Mad Dogs and Harrison

--By Mike Jahn


I wrote the following column for the Special Features Syndicate of The New York Times. Newspapers nationwide printed it on August 21-22, 1971.


I was not going to write about the George Harrison and Friends concert at Madison Square Garden. This is because there is a lag of a few weeks between the writing of this column and its publication date and that concert was well cohered by the wire services.

The AP and UPI undoubtedly flooded the country with the facts. Beatles George Harrison and Ringo Starr, together with Bob Dylan, Ravi Shankar, Leon Russell and others, joined in a massive benefit to raise money for refugees of the fighting in East Pakistan. It was the first joint appearance of George and Ringo since 1966. They raised a lot of money. There will be film of the concert and an album.

These are the facts, which everyone probably knows by now, so I will ignore them. But there is, I feel, a need to disseminate a few feelings about being at the affair, and about what its greater significance might be.

Long before the concert, the maneuvering for tickets was incredible. Every other person I met on the street said something like "Say, if you get an extra ticket, well, uh...," and embarrassment.

Tickets Going for $200

The tickets were well accounted for. Outside the Garden they were being scalped for as much as $200 each. The ones I finally got were in the third row on the side, and were marked $100 each. The press doesn't pay this, but presumably a lot of people sitting there did. My friend and I walked in holding our tickets as if they were the Star of India. We went to our seats and prepared to sit it out. The front rows are where everyone ends up when the stage is rushed. I always like to sit in the first tier at the Garden, close enough to see well, but well out of the combat zone.
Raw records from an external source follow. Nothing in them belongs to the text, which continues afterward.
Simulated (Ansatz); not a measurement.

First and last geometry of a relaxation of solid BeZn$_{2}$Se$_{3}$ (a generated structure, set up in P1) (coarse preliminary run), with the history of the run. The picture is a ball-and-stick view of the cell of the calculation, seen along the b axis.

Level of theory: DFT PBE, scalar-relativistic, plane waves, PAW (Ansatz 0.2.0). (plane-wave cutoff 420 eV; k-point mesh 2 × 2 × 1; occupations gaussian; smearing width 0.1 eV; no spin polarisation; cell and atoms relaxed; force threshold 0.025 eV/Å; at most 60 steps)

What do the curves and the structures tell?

There was no combat. The audience was a musical one, by and large, which means they sat and listened. Ravi Shankar, Ali Akbar Khan, and Alia Rakha played a lovely afternoon raga and an East Pakistani folk tune, to open the show.

Great Backing for Dylan

Then Harrison came out, surrounded by 19 (count 'em) musicians. People applauded and cheered but the stage was not stormed. The group played very well. It struck me at the time that the show should have been called Mad Dogs and Harrison, because off in one corner sat Leon Russell, at the piano, apparently directing the band.

The group played the expected Harrison songs, like "My Sweet Lord" and "While My Guitar Gently Weeps," and a few unexpected numbers, such as Russell singing "Jumping Jack Flash" mixed in with the Coaster's "Young Blood." Dylan appeared and, with Harrison (lead guitar), Russell (bass) and Starr (tambourine) backing, sang a few -- "Blowin' In the Wind," "Love Minus Zero - No Limit," "A Hard Rain Is Gonna Fall," and "Just Like A Woman."

It was difficult to hear at times because right in front of my section several dozen photographers were fighting it out with ushers to get near the center of the stage. Half the time you couldn't see or hear because of them. Also, the promoters stationed a full film crew directly between the press section and the center of the stage, so the principals were largely invisible.

Middle-Aged Writer

And right behind me, somebody who apparently was a middle-aged writer, was talking loudly with his daughter, asking her song titles and things. At the end of my review in a New York newspaper I wrote about this man who apparently brought his teen-age daughter to the concert to tell him what was going on. I couldn't do anything about the photographers, but I did manage to give the guy behind me a dirty look.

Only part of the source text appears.